Debate Over Campaign Finance Disclosure Continues


While the landmark decision of Citizens United v. Federal Election Commission, 558 U.S. 310 (2010), opened the door to unlimited corporate spending independent of candidates, it also opened the door to unlimited debate over the appropriate balance between freedom of speech and the disclosure of who is funding groups that are making independent expenditures or participating in issue advocacy.

Don’t expect the issue to be settled any time soon. Following this month’s election, which some estimate included over $6 billion of campaign spending, both Senator Amy Klobuchar and Representative-elect Rick Nolan called for campaign finance reform and greater disclosure. In her election-night speech, Senator Klobuchar reassured supporters that she would tackle the issue during her next six years in office.

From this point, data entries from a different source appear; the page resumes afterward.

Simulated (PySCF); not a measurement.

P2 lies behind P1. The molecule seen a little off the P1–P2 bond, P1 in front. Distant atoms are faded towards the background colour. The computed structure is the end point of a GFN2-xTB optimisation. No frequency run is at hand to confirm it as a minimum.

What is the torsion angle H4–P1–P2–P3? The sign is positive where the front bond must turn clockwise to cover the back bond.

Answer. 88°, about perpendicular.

The issue is likely to be addressed by both the legislative and judicial branches and on both the state and federal level. Within the past two weeks, there has been discussion of possible federal legislation including the reintroduction of the DISCLOSE Act or other legislation such as the American Anti-Corruption Act, a proposal drafted by Former Federal Election Commission chairman Trevor Potter. Mr. Potter was also instrumental in putting together the McCain-Feingold law. On the state level, some speculate that with a Democratic controlled Senate and House, we may see renewed efforts at legislative campaign finance reform in Minnesota.

In the courts, constitutional challenges continue. Last month, Minnesota’s Federal District Court largely upheld the registration and reporting requirements for corporations and other political groups that make independent expenditures in Minnesota. However, the Court invalidated a provision under which reporting was required in periods where no campaign spending occurred. The decision followed a lengthy court battle that included a remand from a split, full Eighth Circuit Court of Appeals which had questioned the constitutionality of Minnesota’s law.

Meanwhile, courts in California and Idaho issued rulings requiring the disclosure of donors to 501(c)(4) organizations that spent money on election related issues in those states. In addition, the United States Supreme Court is considering review of two potentially significant campaign finance cases - Real Truth About Abortion v. FEC (U.S., No. 12-311, cert. petition filed 9/10/12) which challenges the federal definition of express advocacy as well as Danielczyk v. U.S. (U.S. No. 12-579, cert petition filed 11/8/12) which involves a challenge to the longstanding ban on corporate contributions to federal candidates. The Danielczyk case asks the Court to re-examine the distinction between campaign contributions and independent expenditures. If the Supreme Court decides to grant review in either the RTAA or Danielczyk cases or in both, we could see another major campaign finance ruling sometime in 2013.


DISCLAIMER: Because of the generality of this update, the information provided herein may not be applicable in all situations and should not be acted upon without specific legal advice based on particular situations.